Young Chinese businesswomen are the driving force behind Maserati’s fast-growing order book.
“Forty percent of our clients in China are very successful young businesswoman who love European craftsmanship and want to be chauffeured in their new Quattroportes,” Maserati CEO Harald Wester stated. By comparison, female buyers account for less than 5 percent of Maserati’s sales in Europe and the United States.
The Fiat-controlled luxury car subsidiary has received more than 22,700 orders globally through the first nine months. That’s a huge increase for a brand that had global sales of 6,288 cars in 2012. Boosting Maserati’s global unit sales is crucial to Fiat CEO Sergio Marchionne’s plan to make Fiat’s automotive division profitable again in Europe by 2016. Fiat lost 700 million euros ($928 million) last year in Europe.

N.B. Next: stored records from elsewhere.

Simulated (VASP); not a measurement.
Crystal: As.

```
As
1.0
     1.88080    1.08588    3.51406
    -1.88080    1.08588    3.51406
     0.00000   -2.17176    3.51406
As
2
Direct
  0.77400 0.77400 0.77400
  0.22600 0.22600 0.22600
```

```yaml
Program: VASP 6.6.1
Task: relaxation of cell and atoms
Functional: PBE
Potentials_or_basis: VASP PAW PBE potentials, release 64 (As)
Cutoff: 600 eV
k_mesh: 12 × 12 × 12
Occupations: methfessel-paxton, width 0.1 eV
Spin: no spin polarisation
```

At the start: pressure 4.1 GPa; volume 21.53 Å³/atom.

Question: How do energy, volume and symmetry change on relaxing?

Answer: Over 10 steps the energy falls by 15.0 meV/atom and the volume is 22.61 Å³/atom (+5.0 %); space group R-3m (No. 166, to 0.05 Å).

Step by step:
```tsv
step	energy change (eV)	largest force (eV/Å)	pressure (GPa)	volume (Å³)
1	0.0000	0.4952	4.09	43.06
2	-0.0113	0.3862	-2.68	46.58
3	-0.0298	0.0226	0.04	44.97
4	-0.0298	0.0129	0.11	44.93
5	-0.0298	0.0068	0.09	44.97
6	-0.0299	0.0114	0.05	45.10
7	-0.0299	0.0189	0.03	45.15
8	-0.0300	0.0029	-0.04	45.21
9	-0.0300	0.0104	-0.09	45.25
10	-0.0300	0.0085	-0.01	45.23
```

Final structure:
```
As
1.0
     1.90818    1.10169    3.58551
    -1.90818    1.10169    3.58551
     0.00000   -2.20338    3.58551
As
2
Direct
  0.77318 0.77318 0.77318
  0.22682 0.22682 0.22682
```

Maserati’s hottest model this year is the new Quattroporte flagship, for which the automaker has almost 10,000 orders. The Quattroporte’s top market is China, where the brand already has 4,000 contracts for its most expensive vehicle.
A fully equipped, V-8-powered Quattroporte starts at 150,000 euros in Europe but costs the equivalent of 325,000 euros in China because of the country’s import duty and luxury tax. The base variant of the car with a V-6 starts at 111,000 euros in Europe but costs the equivalent of 205,000s in China.
In China, Maserati buyers are also much younger than in the carmaker’s other key markets. The average age in China is about 37 years old compared with 55 for Europe and the United States, Wester said.
With a volume of 2,640, the U.S. market was Maserati’s largest in 2012, accounting for more than 40 percent of the brand’s total sales, but China, No. 2 in 2012 with 950 units, is expected to narrow that lead in 2013. This year Maserati plans to deliver 6,500 cars to the United States and 5,000 cars to China. The United States is expected to maintain its No. 1 status for Maserati because of strong demand in the market for the Ghibli mid-sized sedan, for which order books in China did not open until September.
Maserati is on track to easily beat its sales record of 9,000 cars set in 2008. The automaker plans to build about 20,000 units this year but because of the lead time needed to get the vehicles from Italy to the United States and China, Wester predicts total registrations of about 16,000.
The CEO also reiterated that the company aims to sell 50,000 cars annually by 2015. “Our investment [in new models] is starting to pay off,” Wester said, referring to the 1.5 billion euros that Fiat plans to spend on the brand from 2011 to 2014. Wester is counting on the forthcoming Maserati Levante SUV to account for 20,000 to 25,000 sales annually after it 2015 launch.
The production version of the Levante will use the same underpinnings as the Quattroporte and Ghibli and will be built at Fiat’s Mirafiori plant in Turin, Wester said. Maserati first showed its SUV as a concept at the 2011 Frankfurt auto show. The initial plan was to underpin the SUV with the same platform used on the Jeep Grand Cherokee and to produce both vehicles in Detroit. Marchionne decided earlier this year to move Levante production to Mirafiori as part of his plan to use spare capacity at Fiat’s underutilized Italian factories.